Types of Love

Catster
4 min readJun 30, 2020

Why attempt to describe love? Is it not just a feeling of care and desire, of promise and lust? What does “I love you” mean? Why are many people scared of saying it? Where does that fear come from?

For me, a lot of the fear came from not understanding what someone means when they say “I love you”. Do they want to have sex with me, caught up in the moment? Do they care about me strongly? Do they want to marry me and build a life together? What am I agreeing to by saying “I love you too”?

I want to introduce language that is shared between partners, friends, and just empathetic people to be able to describe love. Because I want to say “I love you.” It means a lot to me. I love people. I just don’t want us to get radically different ideas about what that means.

And, also, ruminating on love feels good itself. Love is wonderful!

I came up with 8 types, although other people will describe more, or rearrange the boundaries. None of these types of love have hard categories. These types of love are not mutually exclusive. If anything, they work off of each other. In most loving relationships, some combination of all or most of them are going on, but relationships will often have a dominant or missing one.

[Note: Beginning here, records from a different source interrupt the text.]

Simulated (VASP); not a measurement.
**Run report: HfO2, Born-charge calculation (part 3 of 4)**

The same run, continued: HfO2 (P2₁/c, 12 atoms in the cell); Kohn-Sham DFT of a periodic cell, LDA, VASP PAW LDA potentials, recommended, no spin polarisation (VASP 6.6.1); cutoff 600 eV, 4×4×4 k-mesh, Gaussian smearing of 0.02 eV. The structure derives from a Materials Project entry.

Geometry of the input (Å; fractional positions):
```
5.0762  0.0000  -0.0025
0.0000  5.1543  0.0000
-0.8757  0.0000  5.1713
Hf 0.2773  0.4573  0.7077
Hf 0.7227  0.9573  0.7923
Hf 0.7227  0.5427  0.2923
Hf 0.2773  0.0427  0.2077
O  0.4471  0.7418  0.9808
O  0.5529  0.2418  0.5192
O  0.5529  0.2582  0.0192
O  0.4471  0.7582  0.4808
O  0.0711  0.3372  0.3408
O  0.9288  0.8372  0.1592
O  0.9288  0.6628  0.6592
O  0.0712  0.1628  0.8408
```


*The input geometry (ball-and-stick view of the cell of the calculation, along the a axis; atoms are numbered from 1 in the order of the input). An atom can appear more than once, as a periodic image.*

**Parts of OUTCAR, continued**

  1. Puppy love, crushes, limerence — Comes on strong, makes you feel magical, high almost. Most of us had them during puberty. If they work out, speaking their name puts you on the scale of “butterflies inside” to “losing your breath”. If they don’t work out, they feel somewhere between “the world is just a bit gloomier” to “I’m fucking dying”. Universally last several months at most, but it is possible to re-crush on the same person. In fact, for most long term relationships that is a good idea. Can make one obsessive, dangerous, and do stupid shit.
  2. Care love — caring for others. The foundational basis of a parents love. On the giving end, it’s the “I want to protect them, I want to watch them grow” meme. On the receiving end, it’s feeling protected, understood, and cared for. When done well, giving it roughs out the edges of the world for others, and receiving it makes you feel like you’re not alone, that someone cares and will help you. When done poorly, it can coddle and isolate people, not letting them grow as they are taken care of and obsessed over. Can show up in non-parent contexts, in fact, most relationships have an undercurrent of this that comes out if one of the lovers is hurt or down, but if it’s around all the time, relationships feel unequal (one direction) or codependent (both directions).
  3. Lust — pretty self explanatory. Lust is closer to the sensory hardware than anything else. The look of their body, their smell, their voice, everything becomes intense and intoxicating when lust spikes. It does a piss poor substitute for the other kinds, but is often the easiest to get for people. Lust gets a bad rap, often because it is the socially accepted substitute for other kinds of love, and is allowed to be expressed where others aren’t. Done well, it is intense, intoxicating, inspiring, and incredibly sating, even over weeks and months.
  4. Admiration — the feeling that your lover is awesome, capable, strong, dependable. The feeling of watching them perform with strength, grace, wisdom, or any other quality one admires. Watching them becomes entrancing. Most good relationships will have some part of it, in part due to the connection we place between peoples’ worth and their capabilities. If the first 3 kinds of love are aimed at each other by both people, admiration is one person watching the other interact with the world.
  5. Partnership love — the feeling of wanting to build things together. To develop your relationships and the world around you. Partnership has an unlimited well of verbal and non-verbal coordination to draw from, and the focus of it is on that coordination. In this case, both partners aim their attention at the outside world, but together. Often serves as a component and precursor to other kinds of love, because once the outside part goes away, the gazes fall on each other.
  6. Compersion — the feeling of someone you love loving someone else. This type of love gets a lot of flak in cishet / monogamous society. For some people this word is tied directly into infidelity kink. But compersion does not have to be that way. Whether it’s the feeling of your partner loving someone else; or your child falling in love with a romantic interest; or your ex-on-good-terms moving on and finding new love; these feelings can be positive and intense. Compersion suffers under jealousy, thrives under stability. It blooms when one detaches from possessiveness, and dives into empathetic feelings of love. Close to admiration, but in the case of compersion, your partner’s focus is another human being and their actions are an expression of love.
  7. Human Love, just (capital L) Love, perhaps lovingkindness — the hardest one to define. The simplest way I can talk about is “the wish for them to have a good life”. At its purest, without other pieces, this type of love doesn’t even need the other person to be around you. Simply thinking of them, even years later, makes one feel its warmth. Long lasting, it is rarely ever lost. A bit like care love, but when one lets go. It is yours to keep and cherish, and warms your heart even when lonely. A successful transition from care love to Love is an important step in the parent — young adult children dynamic.
  8. Romantic love, committed love — Not sure if this is a separate category, but the word “love” is most often used for this. Implies some degree of durability, stability, that lets both partners forecast it into the future and know that the other will be there. Like trust, takes a long time to build, quick to destroy. Relates to the image of the other person in your mind and how close they are to the real thing. Well maintained romantic love is a strong foundation for other kinds.